Thursday, October 31, 2013

News: Groundwork for giant new machines at Nuclear AMRC


Work has begun to prepare the Nuclear AMRC workshop in Rotherham for its newest and largest machining centres. The two machines will be the biggest of their kind available for collaborative research anywhere in the world.

Based on the Advanced Manufacturing Park (AMP) in Rotherham, the Nuclear AMRC is a joint initiative between the University of Sheffield, The University of Manchester, and a consortium of industry partners. Part of the government's High Value Manufacturing Catapult, the centre helps to develop capability and competitiveness in the nuclear supply chain through process manufacturing innovation and R&D, driving up quality and reducing cost.

The building acts as a research factory for innovative and optimised processes in machining, welding and other key areas of large-scale manufacturing technology.
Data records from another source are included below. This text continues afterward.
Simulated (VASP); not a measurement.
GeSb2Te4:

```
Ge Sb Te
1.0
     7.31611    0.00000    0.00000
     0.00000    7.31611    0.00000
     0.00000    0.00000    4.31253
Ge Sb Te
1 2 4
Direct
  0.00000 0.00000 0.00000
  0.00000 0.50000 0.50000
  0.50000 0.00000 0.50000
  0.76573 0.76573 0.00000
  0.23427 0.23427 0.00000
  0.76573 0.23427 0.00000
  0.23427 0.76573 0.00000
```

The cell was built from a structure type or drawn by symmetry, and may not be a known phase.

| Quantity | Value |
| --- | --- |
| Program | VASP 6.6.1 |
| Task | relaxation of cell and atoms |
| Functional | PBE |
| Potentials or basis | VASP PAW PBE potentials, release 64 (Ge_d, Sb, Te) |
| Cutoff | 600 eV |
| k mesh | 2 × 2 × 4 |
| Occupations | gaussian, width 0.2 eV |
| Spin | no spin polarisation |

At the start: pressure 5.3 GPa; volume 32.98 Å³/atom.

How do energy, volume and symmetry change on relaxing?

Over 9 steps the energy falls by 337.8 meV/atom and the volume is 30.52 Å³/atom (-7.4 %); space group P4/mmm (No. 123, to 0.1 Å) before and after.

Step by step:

The new machines – a purpose-built vertical turning lathe from Dörries Scharmann, and a Soraluce FX12000 floor-type milling and boring centre – will be used to produce large representative-sized parts for the nuclear industry and other high-value sectors.

The vertical turning lathe (VTL) will be capable of working on parts of up to five metres diameter and over three metres height. It will offer full milling and deep drilling capabilities, and is designed for the largest high-value components for the nuclear industry, including full-scale reactor internal parts. It is also ideal for machining offshore wind turbine shafts and the largest jet engine fan casings. The VTL is funded by the High Value Manufacturing Catapult, and is currently under construction at the Dörries factory in Germany.

The Soraluce will be capable of working on parts up to 12 metres in length and five metres diameter, and can complete five-sided machining of complex parts in a single set up.

It will be used to develop and demonstrate advanced manufacturing processes for large pressure vessels, high-value reactor internals and offshore wind turbine hubs.

Stuart Dawson, head of machining at the Nuclear AMRC, said: "The Soraluce and Dörries VTL are an absolutely unique capability for any research centre. No other research centre anywhere in the world has the physical size or research capability of these machines, as far as we're aware."

With careful planning and specialist contractors mean the workshop will be closed for just three weeks in November.

"It is a unique heavy engineering challenge," Dawson notes. "But we will be the only research centre in the world with these capabilities and, from summer 2014, these very large machines will be available to manufacturers for collaborative projects."

The Nuclear AMRC has also commissioned a Mazak Orbitec 20 machining centre that offers unique capabilities for making complex high-precision components for the energy and oil and gas industries.

The Nuclear AMRC is led by its industrial members. There are currently over 40 member companies, including reactor providers, manufacturers from along the supply chain, and providers of specialist equipment and services. Membership gives access to the workshop and generic projects and provides the opportunity to determine the research and support programmes. Members advise on the general direction of the research and the support provided.